In Britain there is a rich historical legacy to draw upon, which has largely been forgotten. The British Black Panthers started in 1968 and included people like Dr Althea Jones-Lecointe, Olive Morris and photographer-in-chief Neil Kenlock. The British Panthers did not condone gun use and focused on community education and anti-racist campaigns. They are part of a lost legacy of black radical activism that has strong roots in Britain. As new movements develop it is important to make connections and draw lessons from what has gone before.

Contrary to popular mythology, the Panthers in America were 60% female and featured prominent roles for women. This was particularly true in the British movement, which had strong female leadership and groups that sprang out of it such as the Black Women’s Group in 1973. Black women have been erased from the narrative of black activism and it is important we rediscover that history.

The Panthers have also helped sustain today’s movements. Their first creative fundraising activity was to sell copies of Mao’s Little Red Book to college students, and they published the Black Panther newspaper, which sold for 10 cents per copy with a peak circulation of 250,000 a week. The Panthers also raised funds from white allies and the state, but they understood that a movement cannot be independent unless it can raise its own funds. Whoever finances a group owns the organisation and this will be key as movements progress in Britain.

The newspaper was important in disseminating the political messages of the party. Mass circulation meant they had reach beyond their membership in black communities. Emory Douglas’s artwork was the perfect vehicle for spreading the ideas of the Panthers, for instance his iconic depiction of the police as pigs. Black Lives Matter has harnessed the power of social media, but this cannot replace the physical paper, which reaches the places the internet cannot. The presence of the Panthers selling the paper and engaging with the community was also important to embedding the movement at the grassroots. The revolution will not be retweeted, it will be led from the ground up by the communities who need it most.
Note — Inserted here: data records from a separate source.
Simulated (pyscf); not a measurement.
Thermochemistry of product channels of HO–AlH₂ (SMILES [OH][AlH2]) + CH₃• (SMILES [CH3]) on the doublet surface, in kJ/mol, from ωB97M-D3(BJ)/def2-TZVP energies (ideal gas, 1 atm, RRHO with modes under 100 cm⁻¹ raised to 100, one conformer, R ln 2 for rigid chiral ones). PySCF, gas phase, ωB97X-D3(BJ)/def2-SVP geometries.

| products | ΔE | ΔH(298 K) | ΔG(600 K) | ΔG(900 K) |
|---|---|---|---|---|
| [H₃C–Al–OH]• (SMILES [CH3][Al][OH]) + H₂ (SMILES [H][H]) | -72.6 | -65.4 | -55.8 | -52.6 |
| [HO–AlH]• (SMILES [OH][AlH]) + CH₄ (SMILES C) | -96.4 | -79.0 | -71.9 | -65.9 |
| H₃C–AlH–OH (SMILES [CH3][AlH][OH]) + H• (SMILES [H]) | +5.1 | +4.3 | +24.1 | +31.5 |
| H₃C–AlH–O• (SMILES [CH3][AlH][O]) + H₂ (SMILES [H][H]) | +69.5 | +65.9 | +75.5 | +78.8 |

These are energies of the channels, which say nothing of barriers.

The overt confrontations with police led to the Panthers being financially drained by legal fees and brutally assaulted by the state. This unfortunately led to the downfall of the movement and detracted from the grassroots activism the Panthers were leading. Today’s movements should remember that high-profile confrontations do not sustain an organisation, the first goal must be to root the struggle in the daily lives of black communities.